Sex and love are complicated. We only know the surface of what makes humans tick. The mysteries of our sexual desires and emotions will remain an equation to be solved for a very long time yet, mostly left to the imagination.
If you are someone into casual relationships or in a ‘friends with benefits’ situation, here are some suggestions:
• Be honest with the other person. Always.
• Talk about what you are willing and unwilling to give physically and emotionally, along with what you expect in return.
• Discuss birth control and safe sex practices.
• Work together to avoid getting overly attached or dependent on each other.
• Talk about what you’ll do if one of you starts to want something more.
Keep in mind that whatever your plan or however careful you may be, feelings can arise anyway.
And if you want to deepen the relationship between sex and emotion, here are some ways that may sound small but are truly meaningful:
• Don’t allow physical intimacy become an afterthought, a thing you do as time permits. Schedule it. Make a date. Give it top priority.
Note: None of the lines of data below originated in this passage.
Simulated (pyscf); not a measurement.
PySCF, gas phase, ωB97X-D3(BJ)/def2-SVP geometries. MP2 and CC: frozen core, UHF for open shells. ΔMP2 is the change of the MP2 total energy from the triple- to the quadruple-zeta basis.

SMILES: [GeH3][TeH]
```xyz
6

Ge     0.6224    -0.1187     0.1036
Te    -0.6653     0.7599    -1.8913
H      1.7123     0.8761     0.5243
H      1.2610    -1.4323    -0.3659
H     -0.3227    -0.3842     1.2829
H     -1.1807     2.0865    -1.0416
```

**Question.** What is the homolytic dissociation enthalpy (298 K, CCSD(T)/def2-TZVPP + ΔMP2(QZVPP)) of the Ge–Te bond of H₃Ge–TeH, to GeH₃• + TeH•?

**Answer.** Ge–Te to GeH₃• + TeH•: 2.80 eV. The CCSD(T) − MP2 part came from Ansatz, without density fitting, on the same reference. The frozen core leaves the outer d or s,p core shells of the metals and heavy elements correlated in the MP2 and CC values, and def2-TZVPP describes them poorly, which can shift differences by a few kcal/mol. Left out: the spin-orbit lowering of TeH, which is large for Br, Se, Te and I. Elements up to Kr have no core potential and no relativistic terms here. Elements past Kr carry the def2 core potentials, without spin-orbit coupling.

• Incorporate affectionate touch throughout the day. Hold hands. Stroke an arm. Hug. Cuddle up. Give each other a massage. Touch doesn’t necessarily have to lead to sex right away.
• Make eye contact and hold it. Do this often. When you agree, when you disagree, when you share an inside joke, and when life gets overwhelming.
• Be emotionally vulnerable and available for each other.
• Kiss. Really kiss. Take your time doing it.
• Communicate your emotions. Say “I love you” often.
• What turns you on? Do what it takes to get into the mood.
• Communicate your physical desires.
• When things get physical, tune in to your senses. Touch, see, hear, smell, and taste with every fiber of your being.
• Really be there in the moment with this person who wants to be in the moment with you. Let there be nothing else.